The Maintain Creative;

Prime mover, shapes puller.

Monday, September 22, 2008

Brief Reviews

Going to try the hand at some brief record reviews.

Neutral Milk Hotel
In the Aeroplane Over the Sea
It is slow and commanding poetry and although there is a long list of things that have done so: this album changed my life.

The Microphones
The Glow Pt.2
It is hard to finish but only because it is enormous and personal and intimate and passionate and honest and overwhelming.

The Weakerthans
Left and Leaving
A long time ago I resolved that when I was in love and the feelings were reciprocated that we would lie in the dark, head to head like a game of lovely dominos, and we would hear this record and it would be bigger than words can contain (try as we might).

Tuesday, August 26, 2008

Thought of His Never Spake

A day long in the tooth at least, he thought to himself. You could think many things about it. You could count the steps you took if that was the kind of attention you paid. Or the flavor of it. Or that it had no flavor. Like an em in your mouth, keeping you from speaking at least speaking anything you wanted to say. But one thing you couldn’t say about the day was that it was damned. This was not a damned day.


Each second before piping up was like the throat of the frog, swelling with expansion. Pregnant with air, with breadth. And just as quickly gone inside to lay with the beautiful machine that even though it was crafted years ago still went without hands tending it. And each thought of his never spake. Like the thankless hero in an unpublished novel that was writ with hardened and scarred hands that knew land better than word. Hands that knew the cruel limit of the living as if it were the cruel selfishness of wood in space, the kind the dead know from inside their caskets.


A some kind of blue he’d rather not so closely identify with but does. And it isn’t until he stops for a moment, lying on his empty belly, that he realizes his sheets are that color and so is the dirty shirt lying next to the sheets and so are his shoes and so is his demeanor. A powdered blue, lacking any luster really, but making the perfect metaphor. Light enough to dismiss any serious darkness, but blue enough yet to if only in illusion suggest that this mans waveform is somewhere close to melancholy in an averaged emotional spectrum. More ukulele than trumpet he might say it like.

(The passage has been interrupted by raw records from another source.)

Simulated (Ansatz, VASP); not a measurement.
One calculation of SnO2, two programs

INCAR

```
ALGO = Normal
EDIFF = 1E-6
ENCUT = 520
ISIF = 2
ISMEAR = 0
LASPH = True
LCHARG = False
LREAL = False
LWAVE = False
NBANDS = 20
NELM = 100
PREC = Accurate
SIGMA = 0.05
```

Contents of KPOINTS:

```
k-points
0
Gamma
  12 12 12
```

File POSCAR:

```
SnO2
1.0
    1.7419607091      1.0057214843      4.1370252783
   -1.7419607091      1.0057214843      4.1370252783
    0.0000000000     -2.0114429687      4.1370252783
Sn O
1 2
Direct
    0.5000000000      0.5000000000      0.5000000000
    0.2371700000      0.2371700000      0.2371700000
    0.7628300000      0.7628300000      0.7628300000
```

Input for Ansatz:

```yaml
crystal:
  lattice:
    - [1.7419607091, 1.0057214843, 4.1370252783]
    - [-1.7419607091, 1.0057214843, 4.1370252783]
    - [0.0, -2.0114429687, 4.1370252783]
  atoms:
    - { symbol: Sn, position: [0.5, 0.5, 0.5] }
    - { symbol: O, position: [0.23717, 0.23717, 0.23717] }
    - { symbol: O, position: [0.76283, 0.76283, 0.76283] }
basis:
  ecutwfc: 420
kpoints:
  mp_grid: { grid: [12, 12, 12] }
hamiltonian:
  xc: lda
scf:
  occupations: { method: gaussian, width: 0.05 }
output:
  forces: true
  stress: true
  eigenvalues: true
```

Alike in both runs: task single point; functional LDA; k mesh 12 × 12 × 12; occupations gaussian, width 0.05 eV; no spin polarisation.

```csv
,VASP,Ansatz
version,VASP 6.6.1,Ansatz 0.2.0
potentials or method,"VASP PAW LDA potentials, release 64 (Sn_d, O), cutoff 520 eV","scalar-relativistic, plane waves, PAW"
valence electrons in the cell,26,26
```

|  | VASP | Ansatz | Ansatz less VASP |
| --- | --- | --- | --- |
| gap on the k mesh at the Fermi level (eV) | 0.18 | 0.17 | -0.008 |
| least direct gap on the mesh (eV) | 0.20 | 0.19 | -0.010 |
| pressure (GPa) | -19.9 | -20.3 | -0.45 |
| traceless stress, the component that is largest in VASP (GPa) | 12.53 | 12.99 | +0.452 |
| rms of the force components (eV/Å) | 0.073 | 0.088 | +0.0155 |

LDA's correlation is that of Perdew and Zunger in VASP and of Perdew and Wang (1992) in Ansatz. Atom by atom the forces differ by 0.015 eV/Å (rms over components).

But news just arrived on the slipstream behind her as she enters the room. She’s got that metaphor where she wants it. And now she’s gonna eat it. Sunrise reveille. There’s that blue again just outnumbered by orange. It’s sorbet colors and in their books that’s just alright. And in this room it looks like and quacks like what poets and composers in every case fall just so short of really, truly, capturing.


Cheshire Poems

Looking for the arrow,

Wind same pitch as tea kettle,

Organic city.


Organic hearts now,

All above, aboard, C#,

Sailing in place, night.


Night up here with them,

With us all night together,

In silence the sap.


The sap just holding,

Asking us to not leave it,

Asking us with grace.


Anxious as the cricket,

Restless, just as unsure of,

Cheshire poems.


Tuesday, July 22, 2008

It wouldn't be right to say you saw her...

It wouldn't be right to say you saw her––no no, we're dealing with matters of the heart here, where your feelings go from felt to... inarticulate (the brain won't cooperate with the head). Which is to say, you don't see her. Her presence alone distorts the usual figure-ground relationship––surely there is something you saw. Some flip of the coin, her bright and bold patina.

You'll know it when it happens, there isn't anybody willing to deny that.

You'll be walking, you won't be running. And you won't be in a car because then you're just seeing her on TV and even if you forget you know she's just painted phosphors and glass. You'll be walking for certain. And all that is happening will twitch for a second. You'll take. Double take (if you took the first time, like you were supposed to) and still... what was it you saw? Like skimming a stranger's book case in a hurry... "The Old Man and the Grapes of Wrath"? No such book exists––right, a trick of the mind. What was it you saw? "A Traffic Light with a Silk Scarf"? No!

You'll then cease walking, lips cracking with a thirst.

It will take you roughly a minute. To inventory everything on the scene, careful not to combine any objects (or rather, the titles of any objects––a matter of the heart here). Then you will notice that, in a kind of passive meta-retrospect, whatever it was was absolutely beautiful and that it is now gone––whatever it was.